There are so many questions I hear over and over again, so on this page I will try and answer them. Please feel free to e-mail me with your questions too.

threads

Q: I notice you quilt with #100 silk thread - is it difficult to work with? Will it last? What do you use in the bobbin?

A: I do quilt primarily with silk thread. It takes a little getting used to, but I have found it gives me so much freedom in my free motion work, especially in traditional designs, that it is worth the extra expense. I am able to quilt over previously quilted lines and use them to "get to the next line" or area. This back-tracking or double-stitching is something I do all the time, especially in feathers done the traditional way without a space between each one. The doubled line of stitching is almost undetectable.

Silk thread doesn't "take over" the quilt and make it look thready. This is not for you if you want the thread work to be part of the design or embellishment. I like it for my traditional designs as it gives me the same freedom and "look" that invisibile nylon monofilament did, but you can see the tiny stitches and they have a subtle, elegant lustre that I really like. I have started playing with colors more now too, and don't try to perfectly match the thread to the fabric.

The top tension may need to be lowered a bit - do some sample quilting and see. My machines all love this thread and hum away happily when I use it.

It is a natural fiber, but unlike the silk fabrics from 100 years ago used in dresses that were treated with lead and consequently deteriorated in quilts, this silk is strong and probably just as durable as any of the other natural fibers used in quiltmaking. I use a fine weight bobbin thread, #50 Aurifil Cotton or Bottom Line poly by Superior.

Below are some tips for using silk in machine quilting. Watch for it in new bigger spools from YLI for us machine quilters soon.

  • You may need to loosen the top tension a bit to get a nice stitch. Do some sample quilting first on exactly the same layers as are in the quilt.

  • You may use the same thread in the bobbin, but a very fine cotton or poly bobbin thread that is similar to the silk in weight works fine too. The texture of the cotton "grabs" the silk and keeps tension more even.

  • A fine, Sharp® needle works best - #70 or #60.

  • More stitches per inch look better than larger stitches.

  • Space the quilting closer because the thread is so fine.

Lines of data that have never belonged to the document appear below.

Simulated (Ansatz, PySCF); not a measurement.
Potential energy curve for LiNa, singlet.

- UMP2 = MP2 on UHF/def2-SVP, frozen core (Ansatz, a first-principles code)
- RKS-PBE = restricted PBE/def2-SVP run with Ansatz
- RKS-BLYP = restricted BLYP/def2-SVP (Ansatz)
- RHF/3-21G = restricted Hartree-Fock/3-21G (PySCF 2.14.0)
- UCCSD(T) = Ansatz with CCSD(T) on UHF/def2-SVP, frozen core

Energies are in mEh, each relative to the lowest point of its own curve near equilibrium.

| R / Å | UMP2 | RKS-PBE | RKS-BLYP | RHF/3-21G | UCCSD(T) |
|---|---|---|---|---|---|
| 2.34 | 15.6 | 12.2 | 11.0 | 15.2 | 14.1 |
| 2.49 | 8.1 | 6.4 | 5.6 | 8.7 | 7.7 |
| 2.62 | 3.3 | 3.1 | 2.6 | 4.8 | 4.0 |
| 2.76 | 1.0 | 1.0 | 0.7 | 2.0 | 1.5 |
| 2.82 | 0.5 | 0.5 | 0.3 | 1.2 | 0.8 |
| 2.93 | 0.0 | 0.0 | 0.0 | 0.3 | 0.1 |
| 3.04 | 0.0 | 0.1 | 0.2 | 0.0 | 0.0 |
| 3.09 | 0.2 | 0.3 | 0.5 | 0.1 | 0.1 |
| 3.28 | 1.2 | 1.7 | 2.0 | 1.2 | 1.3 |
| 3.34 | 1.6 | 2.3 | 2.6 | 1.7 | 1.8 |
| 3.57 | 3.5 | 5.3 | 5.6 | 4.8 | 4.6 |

  • For walking foot quilting such as an all-over grid, use a smaller stitch length and keep the grid lines closer together - every 1" or so.

  • Clean the bobbin area of lint and build-up of waxy debris every time you fill the bobbin and oil the entire area frequently so the machine runs smoothly and does not sound unduly noisy.

  • Also clean the take-up lever, tension disks, and thread guides on the top frequently. Run some thicker cotton thread through, and use a small brush to remove any waxy lint build-up.

  • Use a cone thread holder for the best thread set-up and even tension

  • Vary the colors of silk to create depth and texture.

  • Try a slightly lighter or deeper thread rather than matching exactly - you might prefer this look.

  • Silk thread quilts up differently from the way it looks when held to the fabric swatch, so be sure and do some test quilting before you buy enough thread for an entire project.